South Sudan's President Salva Kiir on Sunday called for an immediate ceasefire to end fighting between the army and former rebel troops loyal to his deputy Riek Machar.
Officials at the president's office put the death toll at 270 people since Friday, comprising 210 casualties on Machar's side and 60 on Kiir's side.
“This is a call to our generals in both armies” for a ceasefire, said Mining Minister Taban Deng, a former rebel negotiator, adding that the president would issue a statement “calling for peace and calm.”
Information Minister Michael Makuei said the South Sudanese needed to “go back” to the peace agreement signed in August 2015, which led to the formation of a transitional unity government in April in an attempt to end more than two years of warfare between Kiir and Machar.

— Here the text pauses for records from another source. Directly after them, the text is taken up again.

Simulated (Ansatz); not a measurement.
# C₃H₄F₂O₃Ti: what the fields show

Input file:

Heavy fighting erupted in the capital on Sunday following several days of clashes, with witnesses reporting gunfire, artillery fire and the presence of tanks and helicopters.
Witnesses said much of the fighting took place in Jebel neighbourhood, where Machar has his residence. Machar's spokesman James Gatdet said Kiir's forces had attacked Machar's positions in Jebel.
"Our forces have captured three tanks ... from President Kiir's forces who attacked Jebel. They are repulsed. Their helicopter gunships have now stopped bombing Jebel after one of them was almost brought down," Gatdet said on Facebook.
Fighting then stopped, but the neighbourhood was still tense, Gatdet added. Rebel spokesman William Gadjiath told dpa that “very heavy fighting” was still going on in several neighbourhoods, with “all our forces ... in the front now.”
One Juba resident, Amanya Joseph, reported fighting near a Catholic seminary. “Artillery, helicopters and light guns are being used. We are just staying indoors,” Joseph said.
The UN mission to South Sudan said both of its compounds in Juba had been damaged by small arms and heavy weapons fire. It did not comment on reports that there had been casualties.
The fighting prompted 1,000 internally displaced people to flee from a UN camp to a UN compound, and hundreds of civilians to seek protection at a UN base, the UN mission said.
Witnesses said thousands of people were also fleeing to Gurei at about 20 kilometres west of the capital. An aid worker who spoke on condition of anonymity estimated that about 10,000 people had left their homes.
The US embassy earlier reported fighting “throughout Juba,” including the airport. Kenya Airways announced it had suspended flights to Juba.
The US State Department late Sunday ordered the departure of non-emergency personnel from the US Embassy in Juba. It also said US citizens were advised to take safety precautions, adding that the embassy’s ability to provide emergency services is "extremely limited."
The United States also strongly condemned the outbreak of fighting and again called on both leaders to immediately restrain their forces to prevent additional violence and bloodshed.
The violence has been going on since Thursday, when clashes erupted between government and rebel troops.
On Friday, fighting broke out near the presidential palace, where Kiir was meeting Machar.
The violence dealt a blow to hopes of peace just as South Sudan was marking the fifth anniversary of its independence from Sudan on Saturday.
A power struggle between Kiir and Machar escalated into a military conflict in December 2013, killing tens of thousands and displacing more than 2 million people.
UN Secretary General Ban Ki-moon said he was “shocked and appalled” by the renewed fighting in Juba and urged Kiir and Machar to “do everything within their power to de-escalate the hostilities immediately.”
European Union foreign policy chief Federica Mogherini and two other EU commissioners said the EU would join other countries "to ensure that peace is restored rapidly, that protection of the UN compounds is given priority, and that the most severe consequences await those who have provoked the latest round of fighting.”
The EU imposed sanctions on military leaders and militia in July 2014. On May 23 this year, EU foreign ministers said that “the EU remains ready to consider further sanctions against any individual who obstructs the peace process in South Sudan.”